LEVA-EU has been invited by the European Commission to present a solution to what it deems to be “discrimination” against EU-based bike assemblers, something which the association has now submitted for consideration.
Dominating the headlines at present, legislation adjustments and tariff confusion once again feature, with LEVA-EU making the case on behalf of European electric bike assemblers that obtaining end-use authorization is not functioning as it has been intended and in many cases the process of obtaining the authorisation is without deadline, stretching months without resolution.
As explained by LEVA-EU’s Annick Roetynck: “Originally, there was not really a problem because there were hardly any companies in Europe that assembled electric bikes only. That changed with the imposition of anti-dumping duties on e-bikes from China. Assemblers had to move their production out of China and some of them came to Europe. That is when it became clear how difficult it is to obtain end-use authorization.
“The worst part is that you cannot apply for end-use authorization unless you are already importing essential bicycle components and paying 48.5% duties on them. Also, there is no suspension of duty whilst the customs are checking out your application. Thus, a company has to have very significant resources to be able to cover this downright injustice.”
That tilting against the favour of smaller businesses is the crux of LEVA’s evidence submission back to the EU on the matter, which became amplified in October last year with the publication of Regulation 2020/1296, which the organisation says created the discrimination.

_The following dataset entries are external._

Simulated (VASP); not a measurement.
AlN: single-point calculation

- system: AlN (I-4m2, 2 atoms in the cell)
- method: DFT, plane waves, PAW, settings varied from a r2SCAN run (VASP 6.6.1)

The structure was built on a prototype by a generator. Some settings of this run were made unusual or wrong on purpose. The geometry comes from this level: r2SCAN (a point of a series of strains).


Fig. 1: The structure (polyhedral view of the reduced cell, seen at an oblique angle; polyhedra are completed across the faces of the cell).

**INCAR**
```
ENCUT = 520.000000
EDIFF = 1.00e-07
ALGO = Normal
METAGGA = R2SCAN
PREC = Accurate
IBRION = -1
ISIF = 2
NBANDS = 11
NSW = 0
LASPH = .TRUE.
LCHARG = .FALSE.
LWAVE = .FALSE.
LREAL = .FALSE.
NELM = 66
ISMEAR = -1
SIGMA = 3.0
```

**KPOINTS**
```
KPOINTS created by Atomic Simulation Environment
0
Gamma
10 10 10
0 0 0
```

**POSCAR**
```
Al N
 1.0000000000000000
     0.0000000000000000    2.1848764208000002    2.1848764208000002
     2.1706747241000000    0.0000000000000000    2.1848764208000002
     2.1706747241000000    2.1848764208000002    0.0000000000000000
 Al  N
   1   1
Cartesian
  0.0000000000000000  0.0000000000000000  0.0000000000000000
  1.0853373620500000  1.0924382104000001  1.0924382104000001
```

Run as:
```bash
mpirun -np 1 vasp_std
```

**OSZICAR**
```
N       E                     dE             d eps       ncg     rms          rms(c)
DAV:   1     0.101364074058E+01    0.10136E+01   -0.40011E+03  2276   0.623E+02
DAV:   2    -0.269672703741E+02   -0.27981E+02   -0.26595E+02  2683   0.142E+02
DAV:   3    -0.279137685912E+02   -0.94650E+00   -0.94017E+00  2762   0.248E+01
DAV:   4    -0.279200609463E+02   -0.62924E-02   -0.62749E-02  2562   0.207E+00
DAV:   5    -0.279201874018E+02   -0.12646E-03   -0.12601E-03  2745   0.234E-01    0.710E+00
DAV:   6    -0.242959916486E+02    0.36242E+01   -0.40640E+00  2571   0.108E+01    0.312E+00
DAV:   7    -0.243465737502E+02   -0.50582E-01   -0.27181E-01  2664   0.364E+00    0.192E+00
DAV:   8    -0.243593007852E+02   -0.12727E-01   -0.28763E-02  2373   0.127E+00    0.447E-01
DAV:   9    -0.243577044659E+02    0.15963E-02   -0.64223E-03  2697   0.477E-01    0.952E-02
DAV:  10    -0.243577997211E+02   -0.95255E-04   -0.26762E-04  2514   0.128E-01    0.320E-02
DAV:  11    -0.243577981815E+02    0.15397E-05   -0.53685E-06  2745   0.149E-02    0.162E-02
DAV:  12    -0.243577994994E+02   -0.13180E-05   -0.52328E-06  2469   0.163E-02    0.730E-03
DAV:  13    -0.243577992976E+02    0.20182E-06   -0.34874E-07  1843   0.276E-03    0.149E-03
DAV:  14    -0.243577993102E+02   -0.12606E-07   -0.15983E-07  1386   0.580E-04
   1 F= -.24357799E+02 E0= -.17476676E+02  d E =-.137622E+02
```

It is this piece of regulation LEVA says has now handed conventional bicycle makers a legal means to utilise their exemption for the import of essential bicycle components not only for conventional bicycles, but also for the use on electric bicycles. This exemption, LEVA-EU says, is valid indefinitely.
“Electric bike assemblers who don’t have assembly of conventional bikes have been wilfully excluded from this exemption by the Commission,” says Roetynck.
“When anti-circumvention measures were introduced in 1997, EU bike assemblers could apply for an exemption if they were able to prove that no more than 59% of the value of their product consisted of Chinese components. This procedure is with the Commission who granted most of the EU applicants the exemption. They have had the exemption ever since and it never gets really checked again. These companies used their Commission exemption to import essential bicycle components for both the assembly of conventional and electric bicycles. Everybody kind of knew that this was not exactly legal.”
Likely running counter to LEVA-EU’s hopes of an adjustment will be the European electric bike manufacturer’s wishes who may prefer that the rules remain as they are in a bid to maintain competitive pricing against far eastern goods.
On this note Roetynck flags the little noticed alteration of the rule of origin for Taiwan and other countries with non-preferential status, which she says happened “very quietly and without any transitional period.”
Amongst the evidence LEVA-EU has to hand it is aware of one company that put in an application and was denied two years later. To rub salt in the wounds the business was subsequently raided fr apparent circumvention on electric bike duties.
LEVA-EU submitted a proposal of amendments at the end of December following a meeting earlier int he month. The orgs proposal to the Commission now proposes to remove end-use authorisation and instead allow an electric bike assembler to apply directly for a Commission exemption. Existing end-use authorizations would be automatically turned into such exemptions.
Roetynck concludes: “We don’t know when the Commission will get back to us but we will continue to fight for justice and equality.”